Therefore, observing someone’s gender expression (behaving in effeminate, masculine, conservative, or sexually progressive and open) does not tell the observer anything about that individual’s sexual preference or sexual history. This is so commonly misunderstood, that it is often credited with the strict gender norms imposed on men and boys.
Women and girls can often dress and behave in more gender-flexible ways than men and boys without facing punishment and ostracism from their peers, likely because Westerners are more likely to interpret non-normative gender expression from men as an indication of same-sex preference. Abby’s point is so important and so commonly confused that it merits restatement – one’s dress (behavior, mannerisms, speech) is not a reflection of one’s sexuality, sexual history, or sexual preference.
Abby, Zen, and Meg went on to defend cosplay-ers accused of ‘posing’ or being, as they called it, ‘fake fan girls’. Abby expounded on this theme, explaining how cosplay is an “homage” to characters that matter deeply to you, speak to you, make a difference in your life.
According to the panelists, cosplay is an act of devotion, a love letter to characters that you connect with as an individual, not an excuse to dress in a provocative manner. However, this inevitably opened the conversation to the art-side of cosplay and fandom; why is it that female characters are so chronically, exhaustively objectified in comics, cartoons, anime, and film?
Zen defended these sexualized heroines by explaining how “strong” and “powerful” these women are. Meg defended this scantily clad, sexualized image by pronouncing her right and freedom to dress in any manner, and do with her body as she pleases. She emphasized the pride that she feels regarding her form, and passionately defended her right to post galleries of herself in her underwear on the Internet; claiming that when she ages she will look back on this body fondly, “hell yeah I looked like that!”

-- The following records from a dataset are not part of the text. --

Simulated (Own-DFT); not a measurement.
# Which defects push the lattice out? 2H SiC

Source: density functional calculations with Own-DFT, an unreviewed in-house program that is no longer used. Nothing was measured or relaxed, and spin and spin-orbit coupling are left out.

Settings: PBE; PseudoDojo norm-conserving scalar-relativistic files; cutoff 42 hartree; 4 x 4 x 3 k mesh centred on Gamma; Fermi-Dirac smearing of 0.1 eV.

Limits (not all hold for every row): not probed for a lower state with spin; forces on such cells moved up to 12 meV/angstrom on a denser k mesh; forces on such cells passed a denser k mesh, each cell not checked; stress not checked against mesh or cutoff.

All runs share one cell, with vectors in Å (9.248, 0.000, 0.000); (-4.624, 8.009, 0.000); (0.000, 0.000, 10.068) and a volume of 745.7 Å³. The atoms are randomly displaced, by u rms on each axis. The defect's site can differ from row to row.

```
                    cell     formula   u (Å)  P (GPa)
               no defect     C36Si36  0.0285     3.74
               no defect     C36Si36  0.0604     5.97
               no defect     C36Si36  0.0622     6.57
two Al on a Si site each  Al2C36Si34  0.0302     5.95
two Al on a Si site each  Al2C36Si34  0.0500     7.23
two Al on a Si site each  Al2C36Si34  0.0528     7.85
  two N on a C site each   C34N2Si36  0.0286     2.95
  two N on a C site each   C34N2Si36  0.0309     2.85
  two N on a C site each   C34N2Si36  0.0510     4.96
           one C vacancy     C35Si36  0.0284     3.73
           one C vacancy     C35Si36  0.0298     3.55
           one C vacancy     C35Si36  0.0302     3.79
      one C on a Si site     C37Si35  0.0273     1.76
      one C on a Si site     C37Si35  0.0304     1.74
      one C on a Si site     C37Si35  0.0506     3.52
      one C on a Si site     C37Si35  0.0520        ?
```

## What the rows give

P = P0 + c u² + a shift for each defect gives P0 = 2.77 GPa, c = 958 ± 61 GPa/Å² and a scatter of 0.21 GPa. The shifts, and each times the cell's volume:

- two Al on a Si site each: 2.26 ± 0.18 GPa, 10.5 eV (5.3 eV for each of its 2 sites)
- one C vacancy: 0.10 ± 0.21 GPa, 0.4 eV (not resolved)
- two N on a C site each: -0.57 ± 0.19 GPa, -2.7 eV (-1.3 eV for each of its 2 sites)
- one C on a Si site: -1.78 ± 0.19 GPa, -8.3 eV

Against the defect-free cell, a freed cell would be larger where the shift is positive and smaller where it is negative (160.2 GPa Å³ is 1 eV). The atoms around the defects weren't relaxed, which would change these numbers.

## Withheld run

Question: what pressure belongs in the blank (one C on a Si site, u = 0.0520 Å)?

From this I garnered two themes that deserve some pontification: 1) the poles of shame and pride regarding nudity, the female form, and sex and 2) objectification of female lead characters. Meg’s bold and forward style of presentation lends itself well to the issue of female shame and embarrassment regarding the physical form as well as sexual expression.
This cultural expectation – that women should not enjoy sex or express their sexual desires and preferences, and that women’s exploration of their sexuality (through masturbation as well as the articulation of their needs/wants) is shameful – has its roots in the Victorian era.
During this period of history women were not expected to enjoy sex, and were widely regarded as objects for men’s sexual enjoyment. In fact, it was during this period that people began to cover their piano legs with lacey cloth, expecting that if men were to see anything phallic in shape that they would not be able to control their sexual urges.
It is important that we recognize the Victorian-derived sexual repression of our contemporary Western culture, and that shame is far more accessible for the modern sexual female than pride. Taking pride in one’s form, one’s sexual preference, sexual history, and expression is a noble cause that deserves much more publicity, dialogue, and discourse.
Finally – what about objectification? This is the somewhat obvious question to the bikini-donning cosplayer paying homage to his/her favorite anime, cartoon, film, or comic heroine. Zen defended the sexualization and objectification of these heroines (such as Lara Croft of the Tomb Raider series) by emphasizing their strength – that these sexy ladies are also often “ass kickers”.
I will concede that it is refreshing that these heroines are not sitting around waiting to be saved (we’re looking at you Princess Peach), but engaging in traditionally masculine activites, like dirty, violent, and academic tomb raiding. However, I do not think that this excuses or justifies the presentation of heroines as breast-bouncing, thin-waisted, thick-liped, wide-eyed sexual objects.
In my (humble) opinion, the message of the contemporary heroine is that a woman can be an empowered, intelligent, ass-kicker so long as she is willing to achieve a physical (unachievable) ideal, and have gawk-worthy breasts.
This works both ways as well. The men that are portrayed in most video games, at least the main protaganists, are usually the 300 type bodies, exemplified by that movie. Nathan Drake (Uncharted), Kratos (God of War), and Marcus Fenix (Gears of War) are the prototypical heroes, strong and muscular with a gruff attitude.
Just like the “ideal woman” these body types can be equally challenging to men. It is my belief that until we can value a heroine/hero for the content of their character and not the content of her bra or arms, we will not have achieved the idea of sexual equality.